Most efficient way of retrieving unique elements from a Pandas column?

Question

I have a pandas column of datetime objects, and from this column I want to extract a list of unique years from it. What would be the most efficient way of doing this?

edit: Wasn't sure how the order of performing the operations was treated by pandas

Possible duplicate of [Find the unique values in a column and then sort them](https://stackoverflow.com/questions/32072076/find-the-unique-values-in-a-column-and-then-sort-them) -- provided you know how to extract the year from a datetime which you can get from [this question](https://stackoverflow.com/questions/25146121/extracting-just-month-and-year-from-pandas-datetime-column-python). — pault, Jul 10 '18 at 14:58
@pault I have to disagree. First, getting the years from a datetime column adds a syntactic complexity over the question you link. Second, the question is how to do so *efficiently*. — Engineero, Jul 10 '18 at 15:09

score 6 · Accepted Answer · answered Jul 10 '18 at 15:06

You can use pd.Series.dt.year followed by pd.Series.unique.

Timings on Python 3.6 / Pandas 0.19 below using data from @Engineero.
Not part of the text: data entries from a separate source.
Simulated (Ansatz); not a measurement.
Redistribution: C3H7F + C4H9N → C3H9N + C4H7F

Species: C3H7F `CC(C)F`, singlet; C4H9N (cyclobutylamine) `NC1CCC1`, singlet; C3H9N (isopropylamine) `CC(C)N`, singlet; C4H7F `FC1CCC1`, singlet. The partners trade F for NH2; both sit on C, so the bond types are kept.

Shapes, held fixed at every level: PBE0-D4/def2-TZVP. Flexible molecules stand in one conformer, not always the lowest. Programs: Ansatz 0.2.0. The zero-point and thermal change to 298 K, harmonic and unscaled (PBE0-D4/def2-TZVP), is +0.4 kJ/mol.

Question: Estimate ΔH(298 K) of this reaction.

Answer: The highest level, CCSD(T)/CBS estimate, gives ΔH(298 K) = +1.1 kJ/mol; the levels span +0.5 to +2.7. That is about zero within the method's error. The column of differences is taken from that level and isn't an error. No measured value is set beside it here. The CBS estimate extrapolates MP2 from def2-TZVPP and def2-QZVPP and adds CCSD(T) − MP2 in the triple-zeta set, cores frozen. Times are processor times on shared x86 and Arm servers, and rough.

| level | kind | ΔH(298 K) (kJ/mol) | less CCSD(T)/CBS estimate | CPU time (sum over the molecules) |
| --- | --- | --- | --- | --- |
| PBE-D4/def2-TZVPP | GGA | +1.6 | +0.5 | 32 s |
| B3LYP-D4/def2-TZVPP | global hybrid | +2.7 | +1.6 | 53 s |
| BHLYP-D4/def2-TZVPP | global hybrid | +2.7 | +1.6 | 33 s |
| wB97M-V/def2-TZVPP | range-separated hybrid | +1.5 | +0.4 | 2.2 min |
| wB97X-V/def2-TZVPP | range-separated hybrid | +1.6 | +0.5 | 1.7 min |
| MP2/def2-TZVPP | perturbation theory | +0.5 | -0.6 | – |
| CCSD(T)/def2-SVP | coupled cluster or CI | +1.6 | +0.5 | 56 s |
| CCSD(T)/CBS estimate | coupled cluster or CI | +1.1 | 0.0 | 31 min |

%timeit df['time'].dt.year.unique().tolist()                  # 739 µs per loop
%timeit df['time'].apply(lambda x: x.year).unique().tolist()  # 5.9 ms per loop
%timeit list(set(df['time'].dt.year.values))                  # 823 µs per loop

BENY · Answer 2 · 2018-07-10T15:11:51.107

4

If you consider the speed , data from Engineero

list(set(df['time'].dt.year.values))

edited Jul 10 '18 at 15:11

answered Jul 10 '18 at 15:03

BENY

317,841
20
164
234

Engineero · Answer 3 · 2018-07-10T15:22:07.370

I made an example that gives us 1000 rows covering 165 years:

base = datetime.today()
date_list = [base + x*timedelta(days=60) for x in range(0, 1000)]
df = pd.DataFrame(data={'times': date_list})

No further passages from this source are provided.